Students collect for Rwanda


by Michelle Zimmerman

Students going on the Rwandan May Term trip are working to gather donations around campus before traveling to the Republic of Rwanda in Africa.

Freshman Annie Fullas is interested in the direct interactions she’ll make inside the Rwandan culture.

“We will be working hands on with Rwandan schoolchildren, helping them to not only understand the importance of academic education, but environmental as well,” Fullas said. “We will be learning about Rwanda’s beloved mountain gorillas and how important environmental conservation is in their country.”

Students involved in the trip take time to prepare every Wednesday afternoon. They are getting to know each other and the culture as well as reading three books.

“There are three important parts of Rwanda culture to understand; the geography, the importance of mountain gorillas to the people and the aftermath of the genocide,” junior Anna Rannebaum said.

Aside for preparing for the course, the students are also collecting a wide variety of donations to take along for their trip. Donations can include toiletries, musical instruments, new or used tennis shoes, some school supplies and other items that are sent out in campus wide e-mails.

There is a collection box located in Dunn Library. Monetary donations can be given to assistant professor of music Virginia Cronskery.

“We are each bringing an extra suite case [that is 50 pounds] dedicated to donations,” sophomore Kayla Ferguson said. “I know a lot of us are planning to only bring a few sets of clothes for ourselves and wash them repeatedly while we’re there in order to have more room to bring donations. We also plan to leave our own clothes there when we leave.”

Students are teaming up with the Great Ape Trust and the Art of Conservation from Des Moines.

“We will be working with the Great Ape Trust foundation for a week planting trees,” Ronnebaum said. “We will be given the opportunity to spend some time with the mountain gorillas on the conservation. We will be spending the rest of our trip working with the Art of Conservation. This group helps educate school children about health and conservation through the arts.”

Junior Angela Niesz, a member of the group, created a blog where the students will be able to track their happenings before, during and after the trip.

“We are starting to write in our blogs now,” Ferguson said. “We will talk about our prep work, fundraisers and what we’re learning.”

The blog will serve as a communication tool with friends and family, Ronnebaum said.

“This is the place for all students going on the trip to express their fears, expectations, hopes and plans for the trip,” Ronnebaum said.

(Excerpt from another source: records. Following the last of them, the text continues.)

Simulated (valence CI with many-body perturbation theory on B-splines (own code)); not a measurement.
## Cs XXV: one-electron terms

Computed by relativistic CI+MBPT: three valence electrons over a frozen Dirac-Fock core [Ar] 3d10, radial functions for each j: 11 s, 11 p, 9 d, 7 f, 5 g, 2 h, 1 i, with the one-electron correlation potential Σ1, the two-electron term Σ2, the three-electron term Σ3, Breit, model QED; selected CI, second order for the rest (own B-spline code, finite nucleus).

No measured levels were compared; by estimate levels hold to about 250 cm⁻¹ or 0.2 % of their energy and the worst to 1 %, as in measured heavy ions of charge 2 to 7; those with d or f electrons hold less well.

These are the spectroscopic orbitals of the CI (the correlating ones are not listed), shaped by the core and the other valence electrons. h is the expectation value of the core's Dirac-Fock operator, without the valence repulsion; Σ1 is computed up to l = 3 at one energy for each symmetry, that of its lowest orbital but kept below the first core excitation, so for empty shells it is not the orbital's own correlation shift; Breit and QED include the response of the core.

Ferguson is looking forward to spending time with the Rwandans.

“[Looking forward to] learning about their way of life and what is truly important to them,” Ferguson said. “I know they will change my outlook immensely.”

Ronnebaum is looking forward to working with children at the schools.

“I am most looking forward to interacting with the people there and learning more about myself as the trip progresses,” Ronnebaum said.